HAY CREEK, Minn. – Before a big energy corporation threatened to turn the bluff behind her house into a sand mine in early 2011, Amy Nelson's idea of civic activism was to volunteer at the United Way.
A Ronald Reagan fan and former provost at Southeast Technical College in Red Wing, Nelson now stands on the front lines of an anti-frac sand movement that is spreading rapidly across southeastern Minnesota. She and her fellow "fractivists" plan to rally at the State Capitol Tuesday as the Legislature takes up a set of regulatory proposals in the effort to balance the economic benefits of the burgeoning industry against concerns about air, water and health.
"It's wrong to let an industry start before limits and rules are set," Nelson said in an interview. "You can't allow them to come in, rape the land and then say, 'Oh, I'm sorry.' "
As the Legislature weighs a range of options — from a statewide moratorium to in-depth environmental reviews or even a tax on frac sand — the industry will also have a voice at the Capitol.
Mark Ellis, president of the National Industrial Sand Association, said a balanced look at the science around frac sand mining shows there is no basis for environmental restrictions.
Ellis didn't comment on proposed legislation in Minnesota, but said Wisconsin found no reason to crack down on the industry after it was reviewed by the Wisconsin Department of Natural Resources.
Unlike many opponents of frac sand mining, Nelson philosophically supports expanded oil and gas drilling in the United States — but only where hydraulic fracturing is proven safe.
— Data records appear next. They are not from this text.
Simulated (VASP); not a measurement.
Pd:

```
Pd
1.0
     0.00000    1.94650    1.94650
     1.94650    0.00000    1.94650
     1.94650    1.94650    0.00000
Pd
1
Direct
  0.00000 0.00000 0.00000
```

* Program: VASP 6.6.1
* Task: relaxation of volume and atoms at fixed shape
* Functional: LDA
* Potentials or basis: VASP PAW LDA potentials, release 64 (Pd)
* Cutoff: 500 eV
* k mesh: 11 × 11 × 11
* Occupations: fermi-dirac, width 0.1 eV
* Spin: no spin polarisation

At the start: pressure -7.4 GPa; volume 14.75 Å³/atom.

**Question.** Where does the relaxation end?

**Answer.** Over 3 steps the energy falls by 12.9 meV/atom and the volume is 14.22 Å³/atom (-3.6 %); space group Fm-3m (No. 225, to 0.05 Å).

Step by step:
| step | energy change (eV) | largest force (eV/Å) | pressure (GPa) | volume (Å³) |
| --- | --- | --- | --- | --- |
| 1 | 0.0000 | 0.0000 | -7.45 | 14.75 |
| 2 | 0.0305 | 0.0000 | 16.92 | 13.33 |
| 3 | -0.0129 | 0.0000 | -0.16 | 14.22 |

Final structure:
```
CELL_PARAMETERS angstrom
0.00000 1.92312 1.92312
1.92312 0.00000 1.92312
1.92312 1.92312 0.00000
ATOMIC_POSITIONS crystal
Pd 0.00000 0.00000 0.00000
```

Today the organization where she volunteers, Save the Bluffs, is one of more than a dozen groups that have formed along the Mississippi River corridor. The region holds vast deposits of uniquely formed silica sand vital to the oil and gas "fracking" boom in North Dakota, Texas, Pennsylvania and other states. The special drilling technique is expected to make the United States the number one oil producer in the world by 2020.